I've actually had to deal with the temptation of Tea Party activists going all Perot on us and ensuring another four years of the disasterous Barack Obama. Dan Quayle argues that going third party over the Democrats' outrageous behavior would just ensure we get even more of it:
The emergence of official tea party candidates would be very welcome news in the Obama White House. All at once, a powerful and energetic counterweight to the Democratic establishment would become a splinter group, destroying the unified opposition it has helped to create. A potential electoral majority on the threshold of victory would become two minority factions almost certain to share in defeat, and a movement inspired to stop the big-government agenda would suddenly become its tool.

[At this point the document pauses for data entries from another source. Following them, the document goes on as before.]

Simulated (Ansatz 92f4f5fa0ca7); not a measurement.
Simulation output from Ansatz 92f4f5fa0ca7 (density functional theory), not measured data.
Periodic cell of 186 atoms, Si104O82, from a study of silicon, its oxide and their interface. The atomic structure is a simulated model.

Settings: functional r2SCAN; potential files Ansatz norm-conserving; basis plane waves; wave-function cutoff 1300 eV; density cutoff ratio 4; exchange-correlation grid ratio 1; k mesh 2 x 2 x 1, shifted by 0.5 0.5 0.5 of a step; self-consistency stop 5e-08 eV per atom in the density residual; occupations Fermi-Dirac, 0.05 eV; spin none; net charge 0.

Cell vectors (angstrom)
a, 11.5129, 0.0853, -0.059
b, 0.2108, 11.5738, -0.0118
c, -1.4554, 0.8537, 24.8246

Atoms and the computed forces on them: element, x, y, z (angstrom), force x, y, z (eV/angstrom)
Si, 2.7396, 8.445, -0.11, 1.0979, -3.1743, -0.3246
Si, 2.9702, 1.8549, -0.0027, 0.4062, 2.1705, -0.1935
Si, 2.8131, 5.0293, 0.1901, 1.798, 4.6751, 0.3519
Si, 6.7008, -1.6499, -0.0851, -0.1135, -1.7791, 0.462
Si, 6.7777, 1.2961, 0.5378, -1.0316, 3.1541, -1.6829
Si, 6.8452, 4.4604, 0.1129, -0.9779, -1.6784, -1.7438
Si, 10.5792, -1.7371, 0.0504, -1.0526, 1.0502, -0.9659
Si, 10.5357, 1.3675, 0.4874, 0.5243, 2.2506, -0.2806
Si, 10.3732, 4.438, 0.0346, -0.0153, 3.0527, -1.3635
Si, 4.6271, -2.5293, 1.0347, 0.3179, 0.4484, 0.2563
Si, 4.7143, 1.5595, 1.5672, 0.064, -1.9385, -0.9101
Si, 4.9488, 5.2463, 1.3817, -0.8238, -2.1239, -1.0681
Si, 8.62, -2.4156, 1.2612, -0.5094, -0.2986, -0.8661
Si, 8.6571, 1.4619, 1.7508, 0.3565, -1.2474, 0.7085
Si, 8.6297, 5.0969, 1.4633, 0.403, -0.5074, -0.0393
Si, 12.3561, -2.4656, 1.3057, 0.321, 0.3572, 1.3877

As I've often explained to third party advocates, our system does not support anything other than two strong political parties, unlike the parliamentary system which allows for all sorts of coalitions of tiny groups. Love it or hate it, our form of democracy, our system of elections, supports voting between two ideologies, usually well-defined. Without exception, any time a third party has reared its head in American elections, it has resulted in the triumph of an also-ran who was less popular. It happened when Teddy Roosevelt ran in 1912, giving us the disasterous Woodrow Wilson. It happened in 1992 when Ross Perot's in-again-out-again campaign gave us Bill Clinton. And it would most assuredly give us Barack Obama in 2012 (why does this always benefit Democrats?). Tea Party supporters would do better to help elect a Republican rather than sink him (or her).